We had an evening of board games at our house tonight. Present were three Latvians who speak varying degrees of English, a South African (moi), two Swedish nationals - one with an English accent and one with a South African accent (my son and husband respectively), an Irishman and two English nationals, one of whom has a somewhat Zimbabwean accent. Quite a mixed bag!
We realised early on that we had to avoid some games because they were definitely biased towards the English speaking people present (Scene It, 30 Seconds, etc.). The evening went off very well, but there was a somewhat interesting interlude when one of the Latvians (the one with the strongest English) was playing battleships with the Irishman. She knew the rules. He didn't. So she was trying to explain them to him, but he was struggling with her accent and she was struggling to find the right words... and with his accent. Heck I struggle with his accent, too. It took me three attempts a few weeks ago to figure out what he meant when he told me that Obama had gone out for a 'borrgorr'.
Somehow the game got underway, but there were hiccups.
- When he says A and E, they sound very similar to an unpractised ear
- She calls H 'ush' while he calls it 'haitch' - so she kept thinking he was saying 8
- In Latvian, the letter I is called 'ee' (as it is in several other languages) and she kept mixing the two up
Then, as I drove her home later, she told me how nervous she was about driving in England, because she is used to driving on the left. I pointed out that we do drive on the left in England, but that I had always thought they drove on the right in Latvia. No, she insisted. They drive on the left. It is we who drive on the right. Since we were in the car at the time, quite clearly driving on the left side of the road, I assumed she was confusing the words for left and right. Then it dawned on me. When we talk about the side on which we drive, we refer to the side of the road on which we travel. When she does, she refers to the side of the car on which the driver sits.
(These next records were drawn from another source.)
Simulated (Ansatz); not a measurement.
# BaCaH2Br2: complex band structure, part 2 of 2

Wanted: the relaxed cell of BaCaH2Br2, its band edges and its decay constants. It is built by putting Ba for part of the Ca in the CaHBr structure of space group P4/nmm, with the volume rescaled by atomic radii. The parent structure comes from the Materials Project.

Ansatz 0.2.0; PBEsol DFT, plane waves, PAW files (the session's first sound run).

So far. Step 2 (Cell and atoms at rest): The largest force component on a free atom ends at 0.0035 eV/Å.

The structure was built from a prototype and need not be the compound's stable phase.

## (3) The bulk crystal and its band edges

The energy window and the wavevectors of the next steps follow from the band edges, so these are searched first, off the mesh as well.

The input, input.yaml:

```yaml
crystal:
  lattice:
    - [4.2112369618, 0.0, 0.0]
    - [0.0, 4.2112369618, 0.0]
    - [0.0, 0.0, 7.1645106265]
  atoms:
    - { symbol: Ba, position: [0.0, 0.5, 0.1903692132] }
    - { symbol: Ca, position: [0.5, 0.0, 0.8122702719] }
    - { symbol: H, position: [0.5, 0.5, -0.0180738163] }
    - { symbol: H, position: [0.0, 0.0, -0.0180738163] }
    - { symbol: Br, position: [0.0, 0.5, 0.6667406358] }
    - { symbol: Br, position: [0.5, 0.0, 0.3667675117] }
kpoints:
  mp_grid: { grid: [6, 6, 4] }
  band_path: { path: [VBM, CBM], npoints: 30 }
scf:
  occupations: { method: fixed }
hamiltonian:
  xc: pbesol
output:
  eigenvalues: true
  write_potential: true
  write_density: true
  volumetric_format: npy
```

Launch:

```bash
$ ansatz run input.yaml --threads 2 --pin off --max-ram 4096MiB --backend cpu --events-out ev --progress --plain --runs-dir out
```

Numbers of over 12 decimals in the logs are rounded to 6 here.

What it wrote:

As we get to know these ladies better, I foresee many such misunderstandings, and it occurs to me that a simple translation isn't always enough to ensure clarity of understanding. There are frames of reference and paradigms in play.
For those of us who are called upon to develop multilingual resources, this might well be a consideration. It might be worth having a sense check with the translator and looking for a more readily understood transliteration instead.